Most leaders spend a large portion of their working time in meetings. In fact, for executives, meetings account for over 50% of working time.


If the conversations are productive, relationships are enriched, and things are getting done, this makes sense. If you’re a leader who dreads every meeting or views meetings as wasted time, it’s time to tighten up on your team’s meeting experience and general outcomes.


Since most executives spend over 50% of their work week in meetings, there is simply too much time, money and energy invested into meetings to allow them to cause a constant leadership headache.


Mastering meetings is a critical ingredient in the recipe for creating a strong and healthy organization. Operating from higher levels of cohesion, clarity and communication naturally creates greater collaboration, better use of time, sound decision making and increased results.




An effective meeting structure is one of the simplest solutions to mastering meetings. In his book “Death by Meeting”, Patrick Lencioni recommends a four-part meeting model.


  1. Daily Huddle – Think of this daily check-in meeting as a football huddle. Keep it short and stay standing up. The only reason it exists is to help everyone review intentions and plans for the day. If priorities need to shift, it allows the team to collectively address those changes quickly.

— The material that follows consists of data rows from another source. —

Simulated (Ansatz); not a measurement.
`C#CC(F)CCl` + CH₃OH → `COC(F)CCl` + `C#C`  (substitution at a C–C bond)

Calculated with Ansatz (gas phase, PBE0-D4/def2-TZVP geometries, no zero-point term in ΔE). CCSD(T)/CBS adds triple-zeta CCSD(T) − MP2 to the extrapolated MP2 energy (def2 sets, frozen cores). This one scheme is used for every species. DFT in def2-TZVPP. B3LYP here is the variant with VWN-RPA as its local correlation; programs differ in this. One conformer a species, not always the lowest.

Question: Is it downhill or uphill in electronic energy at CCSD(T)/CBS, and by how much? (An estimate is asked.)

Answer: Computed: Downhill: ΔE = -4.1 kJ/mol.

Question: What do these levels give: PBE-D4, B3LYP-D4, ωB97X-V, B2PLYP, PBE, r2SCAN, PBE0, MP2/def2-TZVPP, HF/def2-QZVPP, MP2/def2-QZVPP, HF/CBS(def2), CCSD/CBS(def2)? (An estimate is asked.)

  2. Weekly Tactical – This is a weekly 45–90-minute meeting that is highly structured. First, in the lightning round everyone takes a minute to state priorities. Then, a team’s progress on its rally cry and defining objectives are reviewed. After this review, an agenda is set that ensures airtime is given to the most important focuses.

  3. Ad Hoc Strategic – Since an organization’s strategy changes far less frequently than its tactics, an ad hoc strategy meeting is held on an as-needed basis to solve specific problems, brainstorm new opportunities and revisit current approaches to processes, services, and products.

  4. Quarterly Review – A ½ day to 1-day quarterly meeting is essential to sustaining leadership team and organizational health. To optimize these meetings, design the conversation around four specific review areas: overall leadership team strategy, team cohesion, personnel, and the operating environment.


One key distinctive of this model is the planning process related to what will/will not be discussed at a given meeting. Intentionality helps everyone better prepare, manage energy and stay on topic.


One reason I love Lencioni’s meeting model is that it accounts for strategic and often bypassed team conversations. While most teams do well with daily huddles or stand ups and weekly team meetings, topical or strategic meetings are typically more challenging. Many teams simply fail to create space on the calendar to consistently discuss bigger issues with long-term ramifications; however, moving these conversations forward is critical to accomplishing your mission.


It’s easy to keep doing meetings the way they’ve always been done. However, checkpointing your team’s meeting behaviors could be the very thing that propels you toward greater organizational health.